Ah, it’s fall, and that means one thing: “Survivor” is back! I love this show! Thursday night was the opening of its 17th season, filmed in Africa’s Gabon, which is billed as “Earth’s last Eden.” The first episodes are always fun as we viewers try to identify the good, the bad and the clueless. And it’s our chance to get to know what the contestants normally look like while they still have clean hair and somewhat intact clothes. And then, of course, there’s my man, Jeff Probst — now, after his recent Emmy win, officially proclaimed best reality-show host ever (OK, I added in the “ever” part. But still.) I’ve always thought Jeff is the perfect candidate for vice president. I mean, he’s kind but tough, smart but accessible, believes in hard work and trying your best and, most importantly, takes no nonsense from anybody. Isn’t this exactly what we need??? I think so. Plus, he’s so cute and looks great in both a tux and a baseball cap. I’m telling you, if we’d all just listen to Jeff, we’d be in much better shape. I’m just saying. So here are my predictions for this season: Ace and Bob will get the boot after the merge, Jacquie and Kelly will remain under the radar and Charlie will see his carefully constructed alliance disintegrate before his eyes — or rather, he won’t see it because he’ll be completely blindsided. Jeff has said that this season degenerates into the most intense “good versus evil” competition he’s ever seen. Now, that will be interesting! Cannot wait.

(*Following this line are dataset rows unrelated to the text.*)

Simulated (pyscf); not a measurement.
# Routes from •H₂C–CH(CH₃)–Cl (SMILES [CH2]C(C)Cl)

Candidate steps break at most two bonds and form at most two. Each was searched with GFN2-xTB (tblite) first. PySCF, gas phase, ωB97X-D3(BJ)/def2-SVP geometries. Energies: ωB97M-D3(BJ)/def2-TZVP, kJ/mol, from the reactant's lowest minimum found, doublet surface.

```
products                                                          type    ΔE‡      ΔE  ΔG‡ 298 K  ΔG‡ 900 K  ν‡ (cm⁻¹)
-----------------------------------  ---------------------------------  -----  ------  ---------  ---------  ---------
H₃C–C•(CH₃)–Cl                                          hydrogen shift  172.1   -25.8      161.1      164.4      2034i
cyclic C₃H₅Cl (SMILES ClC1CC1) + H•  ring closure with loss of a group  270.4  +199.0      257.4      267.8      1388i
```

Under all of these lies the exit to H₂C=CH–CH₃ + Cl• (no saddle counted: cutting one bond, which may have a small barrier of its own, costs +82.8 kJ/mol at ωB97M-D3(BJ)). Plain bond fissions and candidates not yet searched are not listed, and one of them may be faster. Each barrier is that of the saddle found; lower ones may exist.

I totally agree with you! I love Survivor. I didn’t notice until I looked at the picture you posted, how much Jeff looks like Abe Lincoln (in a good way — I think Jeff is dreamy). Very presidential.
Oh my gosh, Leah — you are so right! I never noticed that Jeff Probst looks like Abraham Lincoln! And my dad tonight said he wished politicians today talked straight and honest to the American people, as Lincoln did. That’s two Abraham Lincoln references in one day — a record, I think!